Originally Posted by
NineGturn
I would disagree that his statement is a reach. It may not be the primary profit arm but the fact is Mesa's new airplanes are owned by United and the jobs are outsourced to increase profitability. The only reason the regional airline model exists in the US is due to the unions. An Embraer is not a regional jet but it is being operated by regional airlines at the same pay scales that were paid out to 19 seat turboprop pilots twenty years ago.

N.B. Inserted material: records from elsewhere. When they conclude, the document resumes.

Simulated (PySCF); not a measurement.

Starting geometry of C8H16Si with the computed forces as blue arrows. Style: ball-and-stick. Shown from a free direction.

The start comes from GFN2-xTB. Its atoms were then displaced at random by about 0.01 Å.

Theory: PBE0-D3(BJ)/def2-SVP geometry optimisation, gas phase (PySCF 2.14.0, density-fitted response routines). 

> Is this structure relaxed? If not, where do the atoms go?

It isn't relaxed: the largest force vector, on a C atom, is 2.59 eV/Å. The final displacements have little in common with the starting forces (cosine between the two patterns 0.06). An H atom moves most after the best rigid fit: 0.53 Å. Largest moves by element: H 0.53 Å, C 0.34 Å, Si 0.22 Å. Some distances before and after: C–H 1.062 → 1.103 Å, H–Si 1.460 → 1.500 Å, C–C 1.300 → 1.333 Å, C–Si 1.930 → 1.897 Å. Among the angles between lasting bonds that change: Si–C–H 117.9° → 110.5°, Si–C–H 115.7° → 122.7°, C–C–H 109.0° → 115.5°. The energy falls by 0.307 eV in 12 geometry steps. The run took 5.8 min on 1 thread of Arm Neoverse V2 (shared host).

Never said they weren't profitable, it was the undertone of his statement I disagree with. Fact is Mesa is a contractor to fly UA code as provided in the UPA. Just like XJT, SKW, etc. If they want profit sharing then negotiate it with Mesa management. However, it is not ALPA's job to ensure that contractors to someone's code receive profit sharing directly from that code, or any other incentives/bonuses/etc (the undertone I speak of). That's the thing with CPA's....here's the jets, here's some operating money, and if you suck we'll find someone else, good luck!
I do agree that the Ejet is not a regional airliner, heck they fly it on 3+ hour legs like YYZ, YYC, YEG, BDL, and more. The airplane really belongs at mainline, but that ship sailed long ago. If anything, should management choose the E190/195 as the 100 seater of choice for UAL then I certainly see the possibility of a closing of the gap.